3/10
The Blonde Not in Her Best Form
11 August 2011
Warning: Spoilers
The intelligent blonde comedy has some unrequited gems and shouldn't be entirely dismissed as a genre. Clueless works because you can tell Cher's mind is just a little too distracted by fashion, but once she gets the gears in her head rolling she's really a bright and compassionate kid. Legally Blonde, scripted by Karen McCullah Lutz same as this one, works because Elle's ditziness does not ultimately give her a get-out-of-jail free card with the other characters and she eventually has to focus up and do something about herself. Buffy the Vampire Slayer works because because she has to give up fashion to slay vampires....though I guess now I'm stretching it a little.

This movie has all of the fish-out-of-water elements of the blonde comedy but is very much lacking in the charm. Most of it has to do with the clichéd script (the last ten minutes is line-for-line other movies), but its biggest problem is that it rests on those elements with a lot of assumptions about the characters (and the audience) that just gets on your nerves. For one thing, partially because of the Internet, geeky girls are no longer as readily considered losers; heck, even back in high school the most popular chicks in my grade level were the ones that joined speech and debate, student council, and MESA. The sort of cheerleader/jock POPULAR, everything else NOT dichotomy possibly still subsists as some endemic part of American culture, but it's harder to see now and not as believable as it once was. The character of Natalie and her gushing geekiness in some scenes seems exactly like what's popular right now, save the situations where they put her in front of boys and make her downright retarded.

Then of course there's the guys, few of which are really attractive because they don't do much but be attractive. Ah well, cannot have everything.

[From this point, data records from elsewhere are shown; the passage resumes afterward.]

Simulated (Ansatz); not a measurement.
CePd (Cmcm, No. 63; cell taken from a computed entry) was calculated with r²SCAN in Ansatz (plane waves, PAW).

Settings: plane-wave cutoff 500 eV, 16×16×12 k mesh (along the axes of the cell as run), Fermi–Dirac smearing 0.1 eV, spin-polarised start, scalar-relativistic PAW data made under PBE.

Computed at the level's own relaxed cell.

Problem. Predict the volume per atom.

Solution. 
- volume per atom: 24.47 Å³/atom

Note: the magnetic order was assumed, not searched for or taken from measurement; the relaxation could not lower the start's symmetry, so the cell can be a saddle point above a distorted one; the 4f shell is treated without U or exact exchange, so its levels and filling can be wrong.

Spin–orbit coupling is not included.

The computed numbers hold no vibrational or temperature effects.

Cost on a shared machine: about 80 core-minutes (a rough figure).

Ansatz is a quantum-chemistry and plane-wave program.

Anyway, the story focuses mostly on the character of Shelley, orphan turned Playboy bunny who gets ousted from the mansion due to backstabbing and has to make her way in the real world, stumbling upon a college campus (where nobody ever seems to do any homework or have any definable majors) and discovering the enchanting world of sororities, a more brutal and backstabbing place than the otherwise homey feel of the Mansion. She takes the freaks and geeks Greeks under her charge and teaches them the good values of fashion sense, self confidence, and only revealing 40% of their intelligence (actually she tells them to be downright nitwit dumb, but they decide to "compromise"). This is the script Simpsons episodes are made to make fun of--remember the one where Homer has to return to college?

The "Oh it's funny 'cause she's a dumb blonde" antics and general social awkwardness of the characters is just something you take in kind with this genre, but where this movie just completely collapses over its vacuousness is the part in all of these intelligent blonde movies where the outlier intelligent guy sees through the fashion to the real person underneath. Again, Clueless actually builds the biggest character beats of Cher's development around her step brother, Legally Blonde has the somewhat believable Emmett offering to help Elle out, Buffy the movie has Pike, but this movie has Oliver (Colin Hanks) who I could not believe for a second had any patience for Shelley's just absolute craziness. The antics go too far and Oliver is given no room to deal with them but just sit there with a strained expression on his face, looking just as miserable to get through these dates as we are. So the emotional core in which these stories reside, in the real human underneath the makeup, is gone. Making the movie pretty much a redundant exercise in all the obnoxious parts we merely sit through.

Then there's the house girls, who were actually well cast and it was nice to see some different body types and how they showed alternative ways of making them fashionable, though the three leaders of the pack (girl with the brace, girl with the piercings, and head of the house) ended up looking more like hipsters than fashionistas. I'm not buying the, "Well let's just be like 40% ourselves and 60% what Shelley thinks guys like." There can be a real sense of style behind fashion that is oftentimes discredited but it requires personality and self-expression that not revealing your intelligence is a good indication you don't have. So even the messages of empowerment here are mucked up.

The end is lazy lazy clichéd redundant boring done to death bad. Whoa. It gets worse when sycophant to villain girl switches her sides as some statement to the heinousness of villain girl, not that we ever realized that sycophant girl was THERE.

Finally, the cinematography is surprisingly bad for a mainstream movie. Shelly Johnson seems to be trying to light the Mansion and the Zeta House "naturalistically" and instead is commonly blowing out the frame on the lower half of the characters (the half we're not supposed to be looking at since its their faces that matter). I think for the wide shots and setting the space such a Spring day look is fine, but how much does it take to block the characters a bit out of the way of the windows so as to avoid being blown out? On the other hand, this is the exact type of stuff you're not supposed to be spending time pondering while watching the movie because the story should be involving your attention, so there's that.